Educated at Kansas State University and the University of Wisconsin, where he earned his doctoral degree in agronomy, Mr. Wagner began his career working for the U.S. Department of Agriculture's Beltsville, Md., experimental station. He went on to become chairman of the Department of Agronomy at the University of Maryland and later director of its agricultural extension service.
In 1975 Mr. Wagner came to Atlanta as president of the American Potash Institute, later renamed the International Plant Nutrition Institute. Richard Roberts of Cumming, the institute's former chief financial officer, met him at the airport and immediately took a liking to the personable Mr. Wagner.
"Riding into the city," he said, "Bob asked me how the golf was here -- he loved his golf. I told him he could golf every day of the year in Georgia. Over the years, he kidded me a lot about that whenever we had snow and freezing rain."
"Bob was good at organization and bringing people together," Mr. Roberts said. "He got the phosphate industry to merge with us and doubled the size of the institute."
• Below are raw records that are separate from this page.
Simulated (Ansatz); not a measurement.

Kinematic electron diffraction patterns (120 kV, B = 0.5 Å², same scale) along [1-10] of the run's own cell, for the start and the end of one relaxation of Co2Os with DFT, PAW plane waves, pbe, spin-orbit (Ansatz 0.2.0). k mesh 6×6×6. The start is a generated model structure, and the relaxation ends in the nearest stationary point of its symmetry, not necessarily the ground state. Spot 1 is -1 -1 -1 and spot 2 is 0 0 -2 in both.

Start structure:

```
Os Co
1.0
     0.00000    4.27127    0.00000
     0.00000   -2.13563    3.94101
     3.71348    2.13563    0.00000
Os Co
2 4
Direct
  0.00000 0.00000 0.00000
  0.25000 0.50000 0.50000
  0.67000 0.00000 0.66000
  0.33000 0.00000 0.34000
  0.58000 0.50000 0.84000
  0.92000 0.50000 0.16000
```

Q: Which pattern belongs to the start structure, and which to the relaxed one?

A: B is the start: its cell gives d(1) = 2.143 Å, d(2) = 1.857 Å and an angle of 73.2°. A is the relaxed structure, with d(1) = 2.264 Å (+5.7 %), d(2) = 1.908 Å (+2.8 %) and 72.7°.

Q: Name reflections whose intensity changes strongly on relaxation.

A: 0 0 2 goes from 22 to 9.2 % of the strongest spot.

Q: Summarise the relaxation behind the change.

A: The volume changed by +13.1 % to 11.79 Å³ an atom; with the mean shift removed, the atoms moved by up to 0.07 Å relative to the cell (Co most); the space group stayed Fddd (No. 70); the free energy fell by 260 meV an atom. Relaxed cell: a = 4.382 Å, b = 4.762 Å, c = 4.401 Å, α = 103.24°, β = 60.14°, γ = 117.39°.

Bobby Darst of Cumming, another institute colleague, called Mr. Wagner an icon in the field of agronomy and in the fertilizer industry. The institute now presents a grant named in Mr. Wagner's honor each year to outstanding researchers around the world, he said.
"Bob was recognized internationally as a leader and as a scientist. The two don't mix well, but Bob made them work," Mr. Darst said.
Another son, James Wagner, president of Emory University, remembers building things with his father -- a kind of go-cart and a sailboat when he was a boy, and later a 1929 Mercedes frame on a 1968 Volkswagen Beetle chassis. "It still runs," he said.
He said that over the past decade his father came to develop a deep interest in Emory. "After I took the job, Dad would read everything he could get his hands on about the university, even the student newspaper. And when we would go to lunch from time to time, he would grill me about the goings-on at school. Always the teacher, he was."
Also surviving are his wife, Bernice Wagner; and five grandchildren.